# On submodules of finitely generated modules over a PID

It is well-known that if $M$ is a finitely generated module over a PID $R$, then $M\cong R/R{p_1}^{n_1}\oplus \ldots \oplus R/R{p_k}^{n_k}\oplus F$ for some prime element $p_i$ and for some positive integers $n_i$ $(1\leq i\leq k)$ and free $R$-module $F$ finite rank. What is the form of a submodule $N$ of $M$ with respect to this characterization?

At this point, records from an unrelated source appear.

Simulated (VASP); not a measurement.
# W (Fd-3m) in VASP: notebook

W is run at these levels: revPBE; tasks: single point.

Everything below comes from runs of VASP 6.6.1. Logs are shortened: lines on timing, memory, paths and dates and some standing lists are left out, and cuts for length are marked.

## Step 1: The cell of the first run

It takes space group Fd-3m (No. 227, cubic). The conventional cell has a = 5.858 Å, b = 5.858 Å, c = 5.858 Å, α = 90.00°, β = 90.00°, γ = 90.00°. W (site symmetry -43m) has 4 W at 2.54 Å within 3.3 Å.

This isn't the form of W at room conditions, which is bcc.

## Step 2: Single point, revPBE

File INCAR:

A submodule is again a finitely generated module over a PID, hence it is of the form

$N \cong R/q_1^{m_1} \oplus \dotsb \oplus R/q_s^{m_s} \oplus F^\prime$

with $m_i \geq 1$ and $F^\prime$ free.

By tensoring with the quotient field, it is clear that the rank of $F^\prime$ is at most the rank of $F$.

By localizing the injection $N \hookrightarrow M$ at the prime $(q_j)$, we obtain that each $q_j$ occurs within the $p_j$. If not, the right hand side would have killed all torsion, while the left hand side still had torsion.

Thus we can write

$$N \cong R/p_1^{m_1} \oplus \dotsb \oplus R/p_k^{m_k} \oplus F^\prime$$

with $m_i \geq 0$.

By localizing at $(p_i)$ and then passing to the torsion part, we get an injection $R/p_i^{m_i} \hookrightarrow R/p_i^{n_i}$.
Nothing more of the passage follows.